Sky says No to £1billion Discovery carriage price



Sky has fought back in the ongoing carriage dispute with Discovery, saying it wasn't prepared to pay "close to £1 billion" for its portfolio of channels - the price demanded by the US factual and sports TV giant for ongoing carriage on Sky's TV platforms.

The dispute threatens to make a dozen channels unavailable on the satellite TV service after Tuesday 31st January 2017, including Discovery, Animal Planet, TLC and Eurosport 1 and 2.

Following a breakdown in talks between the two broadcasters, Discovery went public on Wednesday evening, encouraging viewers to apply pressure on Sky, by telling them to contact Sky to protest about the changes. The US media giant said it was "committed to finding a solution with Sky." During the day, Eurosport has stepped up its social media campaign, implying that Sky didn't want to carry the channel because it doesn't show enough football.

But in a statement issued this evening, Sky made the unusual step of revealing the sum of money involved in a potential carriage deal: Discovery had wanted £1billion for its portfolio of channels, although it was not clear whether that includes carriage in both the UK/Ireland as well as Germany and Austria, where the two companies are also at loggerheads over carriage.

It claimed the recent publicity by Discovery, following a year of talks over carriage amounted to "misleading claims and aggressive actions".

"We don't boot channels off our platform"
Responding directly to criticism from viewers, Sky said it "doesn’t boot channels off [its] platform. If Discovery don’t want their channels to disappear, as their public campaign suggests, they could have made arrangement to stay on Sky, including free-to-air with advertising funding or with their own subscription, but they’ve chosen not to do so."

On Wednesday evening, Sky said the channels "will" be removed from its platform at the end of the month, while Discovery said they "could" be removed, giving rise to allegations that Sky was pulling the channels. Sky is now advising subscribers with the revised wording that these channels are "unlikely" to be available from February.

Sky Chief Executive Jeremy Darroch has said that Discovery wanted more money at a time when viewing of its channels has declined. He told reporters:
“Their main channel, Discovery, is down by one-third over the last 10 years. ...  In a world of so much choice, in my view, this is where success is going to lie. It’s one of the reasons why you can see from our own drama investments the scale, breadth and size of ambition we’ve now got. Because re-runs of Animal Planet just aren’t going to cut it any more, unfortunately.”

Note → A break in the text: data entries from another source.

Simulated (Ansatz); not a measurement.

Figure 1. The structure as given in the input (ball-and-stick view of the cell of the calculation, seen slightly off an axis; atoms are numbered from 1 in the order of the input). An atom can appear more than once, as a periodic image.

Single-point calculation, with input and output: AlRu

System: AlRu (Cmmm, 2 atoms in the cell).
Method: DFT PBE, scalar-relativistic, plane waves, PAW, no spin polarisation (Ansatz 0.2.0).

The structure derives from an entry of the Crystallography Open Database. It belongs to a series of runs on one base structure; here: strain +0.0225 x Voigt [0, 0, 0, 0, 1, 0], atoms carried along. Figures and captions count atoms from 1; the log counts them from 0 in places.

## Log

Sky has said it will reinvest the money that would have gone to Discovery in "better content that our customers value". It told customers "this will come from sources around the globe and home grown shows and documentaries from the UK. We will continue to offer customers a huge range of content including hundreds of shows from The History Channel, National Geographic, Sky Arts and Sky Atlantic, along with more amazing sport on Sky Sports Mix, available to all our customers."